In addition, Juncker unveiled the European Electronic Communications Code, including “forward-looking and simplified” rules intended to make it more attractive for firms to invest in infrastructure, both locally and across national markets.
Ahead of the 2025 target, each EU member state must offer commercial 5G in at least one major city by 2020.
The EC’s connectivity targets are likely to require €500 billion of investment over the coming decade, largely coming from private firms. However, under current estimates, there is likely to be a shortfall of €155 billion.
To make up the shortfall, the Commission is proposing to modernise current telecoms regulation.
The new code involves “substantially” reducing regulation where rival operators jointly invest in high-speed networks, so easing the way for smaller players to be part of larger projects. Also, the intention is to make it more attractive for first movers to invest in less profitable areas, for instance in rural locations.
And the code proposes long duration spectrum licences, allied with stricter requirement to use frequencies efficiently.
There are also stronger consumer protection measures, and the extension of rules on security to newer internet players, which have previously only applied to traditional operators. Inclusion of the latter provision has been mooted in recent days.

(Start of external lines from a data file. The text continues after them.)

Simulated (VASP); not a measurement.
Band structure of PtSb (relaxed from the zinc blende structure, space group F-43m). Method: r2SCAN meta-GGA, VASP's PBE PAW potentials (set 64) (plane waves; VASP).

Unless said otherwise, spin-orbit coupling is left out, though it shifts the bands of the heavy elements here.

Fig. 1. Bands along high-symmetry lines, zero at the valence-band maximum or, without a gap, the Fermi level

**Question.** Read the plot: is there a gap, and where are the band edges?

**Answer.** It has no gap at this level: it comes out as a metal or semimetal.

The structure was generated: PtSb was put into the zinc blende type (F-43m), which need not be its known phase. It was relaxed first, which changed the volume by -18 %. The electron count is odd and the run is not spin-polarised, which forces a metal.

Juncker also referenced WiFi4EU, an initiative aiming at helping more EU communities offer free Wi-Fi access points. The EC would like to see every local authority offering Wi-Fi in and around public buildings, health centres, parks and squares. The public voucher scheme has an initial budget of €120 million.
In addition to the 2015 target for 5G, Juncker mentioned two other connectivity targets: All schools, universities, research centres, transport hubs, as well as providers of public services, should have access to speeds of 1 Gb/s, download and upload, by 2025. And all European households, both urban and rural, should have access to download speeds of at least 100 Mb/s by the same date.
The EC’s proposal was commended by the GSMA with Mats Granryd, director general, commenting: “The Commission has recognised the need to incentivise a step change in infrastructure investment in order to fulfil the potential of the Digital Single Market.”
“Its spectrum policy reform proposals, for example, will help provide the consistency needed to underpin investor confidence.”
“The Commission has also taken steps to reduce some aspects of sector-specific service regulation that are no longer relevant or appropriate in today’s dynamic and converging communications service market,” he added.